Another story that has garnered much worried attention recently concerns a group of 12 people from Hong Kong who in late August were intercepted by marine police from mainland China for illegally crossing the border while they appeared to be fleeing the city on a speedboat in the direction of Taiwan. At least one of them had been arrested in Hong Kong under the national security law.
All have been in detention on the mainland since — raising concerns among human rights defenders and democracy activists that the fugitives are being held without charge, have been denied bail and refused access to lawyers, and are about to be subjected to the mainland’s legal system, which has fewer protections for defendants than does Hong Kong’s.
But the Hong Kong government has no power to ask any other jurisdiction not to deal with Hong Kong residents in accordance with its own laws simply because those people are from Hong Kong.
To some, the new national security law is especially chilling because it seems simultaneously vague and very severe. But many laws are vague, constructively so. And this one only seems severe precisely because it fills longstanding loopholes — about subversion, secession, local terrorism, collusion with external forces. One person’s “severe” is someone else’s intended effect.
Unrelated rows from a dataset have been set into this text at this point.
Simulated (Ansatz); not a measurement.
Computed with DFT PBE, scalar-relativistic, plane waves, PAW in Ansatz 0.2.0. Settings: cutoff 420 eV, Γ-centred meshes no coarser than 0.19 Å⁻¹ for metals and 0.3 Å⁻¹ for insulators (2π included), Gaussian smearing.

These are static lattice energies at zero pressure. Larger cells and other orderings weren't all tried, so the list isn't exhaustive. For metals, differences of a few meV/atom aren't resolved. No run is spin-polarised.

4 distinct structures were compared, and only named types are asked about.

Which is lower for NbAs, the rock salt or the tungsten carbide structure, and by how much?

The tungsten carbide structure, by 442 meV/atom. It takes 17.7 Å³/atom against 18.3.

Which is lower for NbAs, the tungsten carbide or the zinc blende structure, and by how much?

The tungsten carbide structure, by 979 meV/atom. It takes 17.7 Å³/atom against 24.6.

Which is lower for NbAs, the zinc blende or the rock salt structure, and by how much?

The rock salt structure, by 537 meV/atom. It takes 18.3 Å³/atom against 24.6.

I see little chance of any compromise being reached between the authorities in Beijing and the democratic camp in Hong Kong, be it about the right to elect directly the chief executive or any other major matter. From Beijing’s point of view, democratic development in Hong Kong has brought about nothing but chaos, polarization and anti-China sentiment.
What’s more, Beijing isn’t actually encroaching on Hong Kong’s semi-autonomy by taking measures to proscribe subversive activities in the city. Bear in mind that back in the late 1970s, China’s leader, Deng Xiaoping, put forward the “one country, two systems” formula with a view to bringing Hong Kong, Macau and eventually Taiwan back into the fold. National unity has always been the ultimate objective.
Under the Basic Law, Hong Kong is a special administrative region that enjoys a “high degree of autonomy” — which, by definition, means not complete autonomy, a point I labor to explain to foreign officials and politicians. Any attempt to alter Hong Kong’s formal political status and turn the city into a de facto independent political entity, or to otherwise free it of Beijing’s control, is a fundamental challenge to China’s sovereignty.